Why Rolex doesn't outsource stuff
Here's the thing that makes Apple different from Rolex corporately.
Apple uses dozens of contractors like Foxconn to make the various parts that ultimately show up in your laptop or phone. It's an approach that generally works out OK, though there are cases where the whole damn mess breaks down.
Rolex, however, is a 100 percent vertically integrated company, meaning they make everything that shows up in their watches, from the steel to the quartz.
Like Apple, they do things that on the surface seem absurd—like making an extremely expensive kind of steel because it looks a little better—but play perfectly into their no-compromises strategy.
Ariel Adams, an expert on luxury timepieces, says this kind of M.O. flows through the whole corporation.

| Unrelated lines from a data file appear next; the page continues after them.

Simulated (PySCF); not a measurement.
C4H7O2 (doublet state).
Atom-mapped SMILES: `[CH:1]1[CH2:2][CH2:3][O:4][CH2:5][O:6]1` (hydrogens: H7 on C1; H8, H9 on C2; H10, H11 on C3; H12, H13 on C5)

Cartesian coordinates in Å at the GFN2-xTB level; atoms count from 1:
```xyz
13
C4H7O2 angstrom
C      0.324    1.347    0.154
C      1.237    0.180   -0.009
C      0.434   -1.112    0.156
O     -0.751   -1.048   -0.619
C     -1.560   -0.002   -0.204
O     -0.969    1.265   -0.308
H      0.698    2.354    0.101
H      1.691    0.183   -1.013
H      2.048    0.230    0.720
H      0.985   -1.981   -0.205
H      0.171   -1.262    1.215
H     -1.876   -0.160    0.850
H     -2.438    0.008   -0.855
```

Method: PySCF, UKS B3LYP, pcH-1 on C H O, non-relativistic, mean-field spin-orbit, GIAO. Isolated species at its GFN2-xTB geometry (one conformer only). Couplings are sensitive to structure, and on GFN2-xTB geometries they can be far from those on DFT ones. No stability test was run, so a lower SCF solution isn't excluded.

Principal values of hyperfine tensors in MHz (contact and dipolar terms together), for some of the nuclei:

"Imagine a spaceship flying through space on a very serious mission,"he wrote for Forbes back in 2013. "The spaceship even has people on-board who can improve the ship while it is in motion. When the spaceship left earth it was told that it had a sole mission, to travel as far into space as possible. That is kind of like Rolex."
The move towards vertical integration is relatively recent: in the 1990s, the Switzerland-based company decided to slowly start moving in this direction. But it was only in 2012, when the company opened a factory in Bienne (shown above), when it managed to fulfill this mission.
But beyond this whole vertical-integration thing, it makes sense to compare Apple and Rolex. As the Financial Times notes, Rolex is famous for being incredibly secretive, just like Apple is. And like Steve Jobs, Rolex founder Hans Wilsdorf had an obsession with greatness that topped low prices most of the time.
“It is not with low prices but, on the contrary, it is with improved quality that we can not only hold the market but improve,” Wilsdorf wrote in 1912.
Rolex regularly sells watches that cost more than Macbooks. So maybe it makes sense that Apple wants a piece of that market.
Five watches more expensive than the Apple Watch Edition
- If you have a friend who owns a Jaeger-LeCoultre Hybris Mechanica à Grande Sonnerie, there's a good chance your friend was born into money. The watch, which chimes just like Big Ben, costs $1,474,070.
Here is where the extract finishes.